Loveth Chukwu didn’t know much about the blockchain space (including the very popular cryptocurrency) at the onset. But, while offering financial advisory services with Morgate, she had several clients who had businesses in the blockchain space and made a lot of revenue.
“Sorting out their blockchain accounts was often a mess. The accounting was always very tacky”, she told me. The desire to not only simplify but automate blockchain accounting would lead Loveth to build a solution to this effect.
Loveth Chukwu speaks to Technext about her Journey into tech, her motivation for building a blockchain accounting solution, Counti and much more in this edition of women in tech.
How it started
Loveth has always been in the financial space, she earned her first degree in banking and finance from the University of Uyo and her MBA in financial Technology which she tells me she decided to do to enable her to get a better understanding of the fintech space.
“I got an MBA in fintech because I wanted to get an in-depth understanding of how fintech companies work, the nitty gritty. I wanted to go deeper, to understand the tech that powers fintech, so that I would have better standing to run another tech startup I may start”.
Before venturing into the blockchain space, Loveth founded Morgate financial services in 2018 with its core services being automating accounting for small and medium businesses.
While running Moorgate, she realized most of her revenue came from blockchain companies. And, this made her really curious. How were they able to make so much money? She also realized that their accounting system was quite different and complicated.
After she got the knowledge she needed from her MBA, Loveth’s curiosity led her to go into the blockchain space and she began trading crypto. She started by doing a lot of trades because she really wanted to have first-hand experience of how it all worked.
While trading, she wanted to track and calculate her transaction to ascertain if she had made a profit or loss, and then she realized that there was no accounting software in the blockchain space to do that.
Founding Counti Solutions
Realizing there was no accounting software to help calculate blockchain transactions, Loveth resorted to using excel but it didn’t give the desired result. She told me that “it came out very tacky and I didn’t find any solution so I resolved to build this solution myself.”
Loveth got the idea to build a solution that other people can pay for from a pain point. That was how she got the idea for Counti.

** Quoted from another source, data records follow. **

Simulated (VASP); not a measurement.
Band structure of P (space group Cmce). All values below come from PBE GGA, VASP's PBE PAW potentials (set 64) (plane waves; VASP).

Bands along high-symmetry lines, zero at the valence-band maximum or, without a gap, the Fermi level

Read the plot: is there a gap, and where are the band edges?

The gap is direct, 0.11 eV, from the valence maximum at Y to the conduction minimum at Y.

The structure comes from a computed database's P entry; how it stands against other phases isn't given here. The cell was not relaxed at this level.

“People would come to me and ask me to teach them to use the excel method I was using for my crypto accounts and I began to teach people how to use it for a fee. Even at that, I would still get requests from people asking me to help them out or if there is s software they could just plug in to do the calculations.”
Although Counti is live, Loveth tells me that the app is going through the Alpha testing stage and is only available on the android PlayStore. The testing is private and only available to private crypto communities at the moment for just a few months.
She adds that the solution has been created with everyone in the blockchain space in mind:
“I set out to create this solution with the aim of building an application that is tailored for the blockchain sector. So, if you are in crypto, if you are in NFT, if you’re a trader, a market maker, if you own a coin, a token, everything blockchain literally, so long as you are there to make money then you will always want to track what you have done if you have made profit or loss”, she says.
Loveth does not mince words when asked about challenges as a woman in tech. She tells me that the challenges have been enormous. Top of the list for her is the challenge of working with tech talents, especially working with Nigerian tech talents.
“I decided to use Nigerian tech talents to build Countio. I learnt that many Nigerian tech talents are still in the growing stages. I experienced a lot of uncouth behaviour, and incivility, Many are very money-driven and there is also the part of them intentionally delaying the work because they know they will be paid by the end of the month.”
Loveth tells me her most memorable moment has been getting accepted into the first stage of YCombinator (YC), a venture capitalist platform, with Counti being the only startup in that cohort providing solutions in the Blockchain accounting sector.
Also, having the first part of the product presented at YC was very memorable for Loveth, as sort of validated what she and her team is doing. Also, making it to the funding stage is a big deal for her. She reveals that they are waiting to hear announcements of the startups that would be backed by YC, soonest.
Advice for women in tech
“A lot more women need to come into the tech space as the gap is still too much”, is Loveth’s piece of advice to women in tech.
“Many women in Nigeria are mostly in UI/UX but in the core programming areas like frontend and backend, you find very few women in these spaces. So I would advise women to challenge themselves to learn the hard things as it makes them emboldened to present themselves to whatever opportunity is available”.